Whenever anyone asks me how I'm doing, my standard reply is "fine, thanks. How are you?" It doesn't matter if I'm particularly happy or sad, I say that I'm fine. Fine has been my answer for years. I don't see myself changing any time soon.
It's the same whenever anyone offers to help me. I always say "thanks, but I've got it" or "thanks, but there's really nothing you can do" or "thanks + insert variation of rejection of help." I don't know why my initial reaction is to turn down offers of help but it is. And just like "fine," I don't see "thanks, but no" disappearing from my vocabulary in the foreseeable future.
You guys, I am not fine. And I really could use some help. I know that you can't come pack up the condo, or make the monsterpups behave, or change Shawn's schedule so that he's in town for more than 5 of the remaining 11 days before we move, but I would really appreciate it if you could please remind me that I'm not going to get a gold star for doing all the things all by myself and that working myself up into a froth will result only in a headache and not a damn medal hanging around my neck.

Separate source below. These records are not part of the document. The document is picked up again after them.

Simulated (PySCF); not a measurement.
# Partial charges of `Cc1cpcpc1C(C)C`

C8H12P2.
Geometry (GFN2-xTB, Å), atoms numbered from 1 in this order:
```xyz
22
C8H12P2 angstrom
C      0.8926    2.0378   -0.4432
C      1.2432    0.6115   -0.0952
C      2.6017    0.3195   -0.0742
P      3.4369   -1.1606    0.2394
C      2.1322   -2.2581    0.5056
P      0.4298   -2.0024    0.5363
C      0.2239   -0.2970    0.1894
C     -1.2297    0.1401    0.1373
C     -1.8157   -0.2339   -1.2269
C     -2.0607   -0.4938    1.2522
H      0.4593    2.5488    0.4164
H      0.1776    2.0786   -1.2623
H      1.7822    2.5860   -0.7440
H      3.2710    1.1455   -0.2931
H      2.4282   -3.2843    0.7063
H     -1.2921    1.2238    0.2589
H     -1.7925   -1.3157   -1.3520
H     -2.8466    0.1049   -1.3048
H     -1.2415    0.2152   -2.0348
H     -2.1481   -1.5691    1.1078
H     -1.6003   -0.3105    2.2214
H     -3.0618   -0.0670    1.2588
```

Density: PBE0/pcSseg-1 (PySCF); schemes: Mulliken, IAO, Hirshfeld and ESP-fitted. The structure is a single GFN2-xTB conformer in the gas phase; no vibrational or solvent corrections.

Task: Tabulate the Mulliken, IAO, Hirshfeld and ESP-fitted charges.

Numerous lovely people have offered to help me pack the condo or just keep me company while Shawn is out of town. Shawn's dad is here for the summer and he actually offered to pack the condo. Not help pack, no. He offered to do it all. And yet this weekend I found myself alone, lying awkwardly on the kitchen floor, trying to shimmy blindly on my back (because my belly was getting in the way) arm outstretched, trying to reach the various baking pans and other rarely-used items that had migrated to the very back of the lowest shelf of the horrid cupboard that stretches the length of the oven (seriously - worst cupboard ever. It was difficult to navigate before I got pregnant, I don't know why I thought I could do it now.) And there was this horrible moment, just for a second or two, where my arm cramped up and I couldn't move and I couldn't shimmy because I needed my arm to help me push off and I thought I was going to be stuck there on the kitchen floor until Shawn returned Tuesday night. Obviously my panic was a little premature because my arm stopped cramping and I managed to get myself up off the floor, but it was eye opening for me. I can't do it all. I cannot tell you how much it pains me to acknowledge those words.